PDA

View Full Version : WebMethods amp Informatica 15000 pdfbs once per month


wleishman
05-26-2003, 08:45
Hi.
We have a requirement to transfer 15,000 PDF's from our mainframe to two image repository applications (FileNet & Calligo) once per month. Each PDF is approximately 1MB.

Our ETL tool (Informatica) can (in theory) retrieve the PDF's from the mainframe (using their PowerConnect for Mainframe). The repository applications require the use of an api....but Informatica does not have a connection to FileNet or Calligo. The can write binary (blob) to some rdbms's (like MS Sql server but not Oracle). Our company uses Oracle.

We do have the new PowerConnect for webMethods, which gives Informatica the ability to pub/sub with webMethods broker.

I'm thinking of using a combo-solution. Informatica to retrieve the PDF's, and publish (using PowerConnect for webMethods) to the broker.

We would then create two custom webMethods adapters. One to talk to FileNet using their Java api, and the other to talk to Calligo using their Java api. These adapters would subscribe to the documents published from Informatica.

Could I get some thoughts on this ?

Any concerns about webMethods broker (5.0.1. right now, and 6.0.1 eventually) handling 15,000 1MB documents once per month ?

Regards,

Wayne

reamon
05-27-2003, 21:26
A 1MB event seems a bit huge for a document/event. You might consider not using the broker (no real need for pub/sub here) and either writing custom connectivity for Informatica to FileNet/Calligo (seeing as you'd be writing custom code for wM Broker anyway) or going through IS instead, which has better support for large doc handling.

wleishman
05-28-2003, 06:13
Rob, thanks very much for the feedback.

Regards,

Wayne

fredh666
05-28-2003, 10:30
My guess is that for a 1M doc on a fast network would not require compression.

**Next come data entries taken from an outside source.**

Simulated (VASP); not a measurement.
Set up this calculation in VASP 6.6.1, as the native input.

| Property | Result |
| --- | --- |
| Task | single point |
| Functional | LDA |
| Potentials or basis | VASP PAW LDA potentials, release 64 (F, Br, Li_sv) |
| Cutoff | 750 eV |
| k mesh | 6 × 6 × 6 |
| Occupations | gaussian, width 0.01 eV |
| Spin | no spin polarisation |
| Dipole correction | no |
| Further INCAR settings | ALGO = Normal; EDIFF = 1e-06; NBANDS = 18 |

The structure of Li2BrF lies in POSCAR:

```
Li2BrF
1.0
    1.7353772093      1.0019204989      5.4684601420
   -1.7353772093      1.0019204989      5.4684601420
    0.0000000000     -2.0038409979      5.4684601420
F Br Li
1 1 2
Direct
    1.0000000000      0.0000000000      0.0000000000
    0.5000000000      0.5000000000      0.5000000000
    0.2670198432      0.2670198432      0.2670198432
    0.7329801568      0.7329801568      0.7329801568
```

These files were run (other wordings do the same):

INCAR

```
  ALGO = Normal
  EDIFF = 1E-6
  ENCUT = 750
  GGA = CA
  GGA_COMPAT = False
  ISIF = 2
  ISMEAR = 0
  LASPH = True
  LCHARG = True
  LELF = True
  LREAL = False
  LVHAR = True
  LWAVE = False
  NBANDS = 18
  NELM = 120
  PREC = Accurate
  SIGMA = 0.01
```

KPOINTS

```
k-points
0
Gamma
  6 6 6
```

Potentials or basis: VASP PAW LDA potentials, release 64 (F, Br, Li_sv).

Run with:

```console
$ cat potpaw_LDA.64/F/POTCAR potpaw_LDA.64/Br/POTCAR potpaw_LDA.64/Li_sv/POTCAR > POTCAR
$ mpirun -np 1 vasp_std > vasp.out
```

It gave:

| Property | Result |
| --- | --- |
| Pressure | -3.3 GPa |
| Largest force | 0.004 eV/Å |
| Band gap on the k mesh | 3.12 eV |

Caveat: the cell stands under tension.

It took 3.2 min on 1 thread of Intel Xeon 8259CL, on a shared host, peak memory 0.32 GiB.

If using IS the main issue would be getting some concurrency to utilize the network and disks, but not too much to run out of RAM.

Given that the data is PDF and, therefore, doesn't need to be transformed, you really would just need a service that gets the file using the IS Mainframe Adapter and a service that puts a stream (or blob depending on the APIs available from FileNet & Calligo). Also, I would make a "launcher" service.

The launcher would be a service scheduled to run each month that knows what docs need to be copied. It could kick off XX copies of the GetPut service (where XX is the number of concurrent transfers that can be supported by the hardware).

To get 1500 transferred in a day, you would need a little more than 1 a minute. I hear the IS Mainframe stuff is pretty smokin' fast, so the bottleneck would probably be inserting into the doc management systems.

wleishman
05-28-2003, 10:40
Fred thanks for the feedback. Unfortunately the webMethods Mainframe server/adapter does not allow us to retrieve PDF's from the mainframe. It can connect to CICS and IMS, but not VSAM or flat files on the mainframe. Perhaps we can create a custom CICS program to read these files, and then use the webMethods mainframe server/adapter to get the data. Not sure though.
The Informatica PowerConnect for Mainframe (which we have) can (in theory) retrieve data from Partitioned DataSets (PDS) on the mainframe.

Keep those ideas coming ! http://www.wmusers.com/wmusers/clipart/happy.gif

Regards,

Wayne

jbraunstein
06-17-2003, 18:51
webM is not well designed for batch processes or large file transfer. Informatica IS well designed for batch processes and large amounts of data (at least, that's what I keep hearing from the Datawarehousing guys). As Rob mentioned, there is no webM adapter for either app, so your either going to be writing custom Java services or using the ADK to create a pre-packaged Adapter in webM.

I dont know much about Informatica's development platform, but I would be extremely surprised if they dont have the capability to write Java code, similiar to writing Java services in Developer. Every Integration vendor has capability to write Java code in their platform.

So, if the choice is to write custom connectivity in Informatica or webM, for this particular process, I would transfer through Informatica and only use webM as the real-time triggering, status reporting, and event controllling (Start, End) parts of the Integration. Send the files through Informatica.